Monday, November 14, 2016

Austin Briggs, an Illustrator Who Could Really Draw

Austin Briggs (1908-1973) never settled into a distinctive style, shifting over time according to his personal artistic development and the influence of changing illustration fashions and client expectations. What was consistent was his great skill in drawing people.

A short Wikipedia biography is here and a fairly brief biography on the Norman Rockwell Museum site is here. A more detailed biography can be found here. Commentary on his methods is here. Some statements by Briggs himself are here and here. David Apatoff writes about Briggs' sketchbooks here.

Briggs was a top-notch illustrator. I hope a book about him and his art is in the works somewhere.


Flash Gordon - Sunday spread - 21 December 1947
Briggs drew the daily Flash Gordon comic strip and later took over the traditional Sunday version from its creator, Alex Raymond. Raymond was the best at drawing it, but Briggs was not far behind.

American Airlines ad - Saturday Evening Post - 15 January 1949

American Airlines ad art

Plymouth ad art - late 1940s
This was an odd advertising campaign for a low-priced car because a Plymouth does not appear. Some luxury can brands had used this strategy, however, apparently somewhat successfully.

Illustration - c. 1957

Ad art - 1951
I'm not sure if this is for Buick or American Airlines. And it might not be for an advertisement. I am clueless regarding this.

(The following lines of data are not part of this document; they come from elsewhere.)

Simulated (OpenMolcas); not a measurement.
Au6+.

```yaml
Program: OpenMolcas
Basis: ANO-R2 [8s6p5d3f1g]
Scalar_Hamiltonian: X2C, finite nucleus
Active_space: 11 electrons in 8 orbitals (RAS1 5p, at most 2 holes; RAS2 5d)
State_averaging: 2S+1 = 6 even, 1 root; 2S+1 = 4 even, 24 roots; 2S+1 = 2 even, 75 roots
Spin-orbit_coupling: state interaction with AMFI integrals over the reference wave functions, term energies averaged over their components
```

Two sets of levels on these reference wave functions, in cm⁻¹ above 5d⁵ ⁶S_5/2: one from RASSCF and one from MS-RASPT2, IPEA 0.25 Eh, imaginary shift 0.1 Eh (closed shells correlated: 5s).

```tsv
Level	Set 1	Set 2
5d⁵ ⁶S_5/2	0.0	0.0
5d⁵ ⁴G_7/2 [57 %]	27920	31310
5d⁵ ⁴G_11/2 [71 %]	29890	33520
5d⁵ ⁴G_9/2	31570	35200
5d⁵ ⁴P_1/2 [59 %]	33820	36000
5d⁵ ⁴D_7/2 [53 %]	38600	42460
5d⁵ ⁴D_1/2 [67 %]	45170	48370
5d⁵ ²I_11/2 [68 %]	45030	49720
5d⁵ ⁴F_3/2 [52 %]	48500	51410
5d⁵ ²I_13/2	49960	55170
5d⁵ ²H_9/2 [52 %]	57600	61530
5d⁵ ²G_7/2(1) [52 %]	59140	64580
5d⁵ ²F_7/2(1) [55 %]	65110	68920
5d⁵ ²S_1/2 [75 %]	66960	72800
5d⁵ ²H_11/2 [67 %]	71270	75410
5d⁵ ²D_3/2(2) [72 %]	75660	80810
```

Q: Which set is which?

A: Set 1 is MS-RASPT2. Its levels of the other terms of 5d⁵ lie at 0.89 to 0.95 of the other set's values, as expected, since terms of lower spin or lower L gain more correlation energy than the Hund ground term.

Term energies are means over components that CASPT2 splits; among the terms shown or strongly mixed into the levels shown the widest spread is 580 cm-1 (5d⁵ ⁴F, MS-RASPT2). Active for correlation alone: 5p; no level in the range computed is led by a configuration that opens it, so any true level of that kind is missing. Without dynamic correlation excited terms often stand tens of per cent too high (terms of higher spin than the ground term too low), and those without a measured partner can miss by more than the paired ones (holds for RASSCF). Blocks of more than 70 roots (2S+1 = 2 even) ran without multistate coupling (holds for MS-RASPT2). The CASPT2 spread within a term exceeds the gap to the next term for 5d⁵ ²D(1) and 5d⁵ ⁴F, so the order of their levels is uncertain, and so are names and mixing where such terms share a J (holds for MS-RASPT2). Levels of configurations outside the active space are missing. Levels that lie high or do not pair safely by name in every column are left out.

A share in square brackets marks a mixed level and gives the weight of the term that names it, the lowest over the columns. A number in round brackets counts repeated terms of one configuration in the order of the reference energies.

Briggs illustrated for American Airlines and General Motors. The DC-6 in the background is positioned similarly to such planes in a series of American Airlines ads, but it lacks the complete AA paint scheme. The Buick is clearly a Buick, not the sort of anonymous car design illustrators placed in settings unrelated to a specific automobile brand. The Buick also seems to have a New York license plate, something unusual in car ad illustrations.

Nero Wolfe story illustration

Archie Goodwin depicted in a Nero Wolfe story illustration - Saturday Evening Post - 21 June 1958

Service with a Smile - Douglas Aircraft ad art
From the days when smoking was allowed on flights.


1 comment:

Paul Sullivan said...


I can't tell you how much I enjoy your blogs. Once again you have posted the work of an excellent artist who should be given more attention.

You wrote, "Austin Briggs (1908-1973) never settled into a distinctive style, shifting over time according to his personal artistic development and the influence of changing illustration fashions and client expectations."

Most things like this are a matter of opinion but I don't totally agree with this statement. I think Briggs had very distinctive style—one that he was well settled into by the time he hit the big publications. You are right that he is probably best known for his ability to draw and paint people. But there is something much more than that. All the top illustrators could draw and paint people well.

Briggs' figures were not just drawn well they were natural looking. They didn't look posed. In short, they were believable. I think what made his illustrations great was they were extremely unpretentious—void of any flamboyant technique. This coincided with his natural looking figures producing a believable picture. The viewer could identify with the figures in a Briggs illustration. This was so important at a time when photography was elbowing illustration out the door.

There were very few illustrators who could pull this off. One of the few was Berie Fuchs in his early work. Fuchs' early style was an emulation of Briggs. However, most of Fuchs' early work had slicker look than that of Briggs. And some of the poses of Fuchs' figures were posed to look like they were casual—natural looking.